What is a Myth?

A myth is a story. Did you ever wonder why there are stars and planets in the sky? Who we are? Why things happen to us? If so, you are not alone. The ancient Greeks and Romans were intrigued with these questions. To make sense out of every day life, and to explain things we know today as science, they invented myths. Myths were created and passed on as stories about gods and goddesses, heroes, great deeds and supernatural powers.

At first, the stories were passed on from one person to another. Just like the "whisper in my ear and pass it on" game, details changed with each telling. This process evolved over hundreds of years. Eventually some of the myths were written down. Many of the Greek myths of today were first recorded by the poets Homer and Hesiod in the 8th century BC.

The most powerful Greek gods lived high atop Mt. Olympus. They looked and acted much like humans, but were more beautiful, powerful and far more gifted with supernatural powers. These gods and goddesses had human feelings and emotions, like love, anger, and jealousy. They married, had children, fought with each other, and generally acted like the Greek people they ruled. Each god or goddess had a special area of influence, such as love, war, hunting, music or agriculture.

Mythical stories similar to these were created all over the world in Americas by the Indians, in Asia and Egypt, and in Europe by the Norsemen and the Celts. People in ancient times believed the stories to be true.

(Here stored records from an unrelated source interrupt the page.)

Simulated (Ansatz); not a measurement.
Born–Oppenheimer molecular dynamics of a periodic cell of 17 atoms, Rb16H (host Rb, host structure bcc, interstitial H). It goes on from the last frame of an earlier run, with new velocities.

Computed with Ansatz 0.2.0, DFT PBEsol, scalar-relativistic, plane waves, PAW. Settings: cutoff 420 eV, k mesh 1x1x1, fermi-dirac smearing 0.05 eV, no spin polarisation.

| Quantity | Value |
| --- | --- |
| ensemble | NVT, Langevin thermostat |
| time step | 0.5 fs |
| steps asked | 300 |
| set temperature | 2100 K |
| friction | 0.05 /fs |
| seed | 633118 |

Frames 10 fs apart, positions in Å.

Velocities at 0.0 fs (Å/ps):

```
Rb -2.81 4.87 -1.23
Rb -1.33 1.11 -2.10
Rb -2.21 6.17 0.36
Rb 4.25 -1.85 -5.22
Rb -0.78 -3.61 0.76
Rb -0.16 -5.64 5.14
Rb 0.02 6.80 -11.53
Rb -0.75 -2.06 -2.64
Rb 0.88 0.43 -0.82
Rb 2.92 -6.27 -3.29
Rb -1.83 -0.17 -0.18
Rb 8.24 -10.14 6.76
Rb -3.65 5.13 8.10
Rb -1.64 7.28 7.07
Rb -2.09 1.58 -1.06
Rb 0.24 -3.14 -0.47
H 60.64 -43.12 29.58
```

Although myths took thousands of years to evolve into their present state, they are regarded as masterpieces of literature that have shaped worlds and cultures.

All throughout Homer's story, humans are taught powers and given help in accomplishing the impossible. The Greek gods and goddesses provided assistance to overcome significant obstacles by bestowing their mythological powers onto the humans. Rather than rule over the people as a princess, queen or empress would do, the gods and goddesses would interact with and help the people.